With respect to the third paragraph of the Statement of Claim requesting penalty payment for alleged violations on "subsequent dates" it is submitted that there is not sufficient proof of any violations on subsequent dates to support a claim. In this connection see Award No. 6666 of this Division, with Referee Francis J. Robertson, to the effect that the employes have the burden of establishing sufficient probative evidence to support a finding of violating the Agreement.


In view of the foregoing it is respectfully submitted that this claim should be dismissed.


It is hereby affirmed that all data submitted in support of the Carrier's position have been submitted in substance to the employes or their duly authorized representatives and made a part of the particular case in dispute.
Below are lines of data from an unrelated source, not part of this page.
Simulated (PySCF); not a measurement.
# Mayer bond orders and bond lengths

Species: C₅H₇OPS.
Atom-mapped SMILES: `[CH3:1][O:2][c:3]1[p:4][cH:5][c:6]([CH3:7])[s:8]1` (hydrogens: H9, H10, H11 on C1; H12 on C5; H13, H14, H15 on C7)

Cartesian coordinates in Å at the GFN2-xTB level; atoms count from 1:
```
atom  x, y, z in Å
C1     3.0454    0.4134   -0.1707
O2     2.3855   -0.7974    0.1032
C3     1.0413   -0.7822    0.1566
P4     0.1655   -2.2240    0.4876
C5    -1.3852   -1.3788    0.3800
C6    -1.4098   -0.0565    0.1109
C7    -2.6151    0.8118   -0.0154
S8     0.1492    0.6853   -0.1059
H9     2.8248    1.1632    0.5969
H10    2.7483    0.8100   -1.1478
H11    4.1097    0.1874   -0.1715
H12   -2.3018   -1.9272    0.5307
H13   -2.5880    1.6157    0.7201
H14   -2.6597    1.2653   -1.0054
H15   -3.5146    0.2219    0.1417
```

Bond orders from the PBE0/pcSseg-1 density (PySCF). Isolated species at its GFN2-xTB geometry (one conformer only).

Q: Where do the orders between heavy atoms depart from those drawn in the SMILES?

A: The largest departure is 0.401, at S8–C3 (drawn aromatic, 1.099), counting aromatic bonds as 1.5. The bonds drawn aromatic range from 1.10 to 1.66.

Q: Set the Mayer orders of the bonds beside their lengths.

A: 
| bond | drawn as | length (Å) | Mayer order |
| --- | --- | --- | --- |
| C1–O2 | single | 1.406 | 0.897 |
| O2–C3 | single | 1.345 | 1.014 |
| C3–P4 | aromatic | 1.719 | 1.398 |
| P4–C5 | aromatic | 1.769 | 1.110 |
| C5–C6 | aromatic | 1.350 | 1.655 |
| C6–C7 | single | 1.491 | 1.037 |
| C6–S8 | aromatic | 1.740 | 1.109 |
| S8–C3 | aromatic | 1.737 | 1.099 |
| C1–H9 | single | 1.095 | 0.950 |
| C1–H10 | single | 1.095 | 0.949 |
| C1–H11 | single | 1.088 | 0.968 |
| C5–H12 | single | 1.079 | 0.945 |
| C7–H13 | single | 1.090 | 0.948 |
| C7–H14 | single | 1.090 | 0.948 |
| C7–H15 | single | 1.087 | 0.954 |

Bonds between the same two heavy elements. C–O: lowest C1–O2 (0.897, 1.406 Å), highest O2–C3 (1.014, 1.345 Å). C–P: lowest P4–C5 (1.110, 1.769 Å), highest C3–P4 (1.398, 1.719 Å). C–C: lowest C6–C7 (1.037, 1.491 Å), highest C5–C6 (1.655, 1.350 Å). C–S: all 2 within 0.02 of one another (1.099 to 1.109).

OPINION OF BOARD: Prior to February 23, 1954, at Lorain, Ohio, there were two separate positions, one known as East Yard Dispatcher, the other as Weighmaster-No. 5 Scales. Shortly before the above date, the weighing of outbound shipments of pipe was discontinued at No. 5 Scales, and these scales were used only occasionally for miscellaneous weighing. This resulted in the elimination of most of the work of the Weighmaster position. The Carrier abolished that position and also the position of East Yard Dispatcher, and advertised a new position on February 23, 1954, called Weighmaster-Yard Dispatcher, East Yard. The duties of the new position consisted of the duties of the old East Yard Dispatcher position plus the remaining duties of the Weighmaster-No. 5 Scales position. Claimant was the senior applicant for the new position.


The Weighmaster-Yard Dispatcher, East Yard and- the Yardmaster are both located in the yard office. The yard office is on the second floor of the building in which the No. 5 Scales are on the first floor. According to Claimant's submission, the incumbent of the old East Yard Dispatcher position performed his full tour of eight hours without leaving the yard office, whereas now the incumbent of the new Weighmaster-Yard Dispatcher position must leave the yard office in order to perform his duties at the scales. It is this necessity to leave the yard office which gives rise to the claim.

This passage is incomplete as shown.